Sorry for those of my readers who tried to contact my blog in the past few days, unfortunately there has been some different reasons why I had to keep it offline, just barely related to my one week break.
The reason why it did go down is that Wednesday at 13:40 I started smelling a bad acid smell in my office (where all my boxes are, included Farragut). I thought it was caused by some equipment in there, some messed up capacitor, maybe one of the two UPSes being faulty, but it was a spray detergent I had in the room, that was too under pressure for the high temperature that we reached in the last few days (37C is too high).
Then Thursday I was entirely offline, thanks to my ISP who had quite big problems on their routers; my neighbours, who has the same exact provider and contract, still had connection, and my 3G phone was ready to let me contact someone (lavish) to set me officially away for a while.
Yesterday then I decided to turn Farragut back on, but it refused to: the disk was too messed up to run fsck on it, and thus it couldn’t mount it correctly. So I decided to take the SATA controller out of Klothos and put it with a spare 160G drive in Farragut, and then import the data. In the process, I also seen some brownish areas on the network card (D-Link Realtek, also smelling funny), and while Klothos was open there I decided to take out also the Intel network card that was in there. Unfortunately, /home was unreadable.
Today I tried recovering /home from the harddisk by mounting it in a USB external enclosure, but the disk refused to get itself copied through dd, and I couldn’t copy the flags by mounting the partition on Linux.. although actually there weren’t many flags in there anyway. Anyway, after a couple of tries, I couldn’t even mount the partition anymore, so.

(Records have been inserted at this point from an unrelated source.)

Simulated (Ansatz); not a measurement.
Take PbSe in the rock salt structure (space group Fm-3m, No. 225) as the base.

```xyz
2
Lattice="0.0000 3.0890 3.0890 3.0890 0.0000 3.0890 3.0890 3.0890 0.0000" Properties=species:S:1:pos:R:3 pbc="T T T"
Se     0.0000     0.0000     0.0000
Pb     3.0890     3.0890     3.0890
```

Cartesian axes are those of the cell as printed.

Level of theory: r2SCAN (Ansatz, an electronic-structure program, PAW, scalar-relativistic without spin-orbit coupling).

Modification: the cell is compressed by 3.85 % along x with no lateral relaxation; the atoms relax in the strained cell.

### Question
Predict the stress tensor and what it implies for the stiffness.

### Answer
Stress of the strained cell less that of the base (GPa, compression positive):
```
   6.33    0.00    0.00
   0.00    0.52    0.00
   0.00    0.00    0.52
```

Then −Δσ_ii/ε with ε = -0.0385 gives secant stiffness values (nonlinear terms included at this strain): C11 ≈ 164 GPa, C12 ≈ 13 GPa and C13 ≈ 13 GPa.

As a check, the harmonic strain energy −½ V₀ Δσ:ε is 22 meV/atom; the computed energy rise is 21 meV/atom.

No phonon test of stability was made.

Luckily the blog’s database was in /var, as well as the GIT repositories, and I maintain a copy of the website’s SVN repository in Enterprise, so the only actual lost things were some personal settings, my zsh configuration files (that were just a copy of the ones I have in Enterprise and Parkesh), my .emacs (almost a copy), and the configured checkouts of typo and gitarella. The first was a bit tricky, mostly because last time I tried upgrading to newer versions of Typo, it crapped out on me, and so I should have to look for the correct revision to use, but I was able to put Typo 4.1 branch up and running, even if I had to edit a couple of things in the middle of it because of a nasty bug in either rails or typo itself (for a series of reasons, I usually end up NOT using the SVN version of rails, but rather the Gentoo ebuilds for it).
Anyway, the blog is back, and I’ll later try to explain how my break week is going (spoiler: it hasn’t been a break, and it is going bad).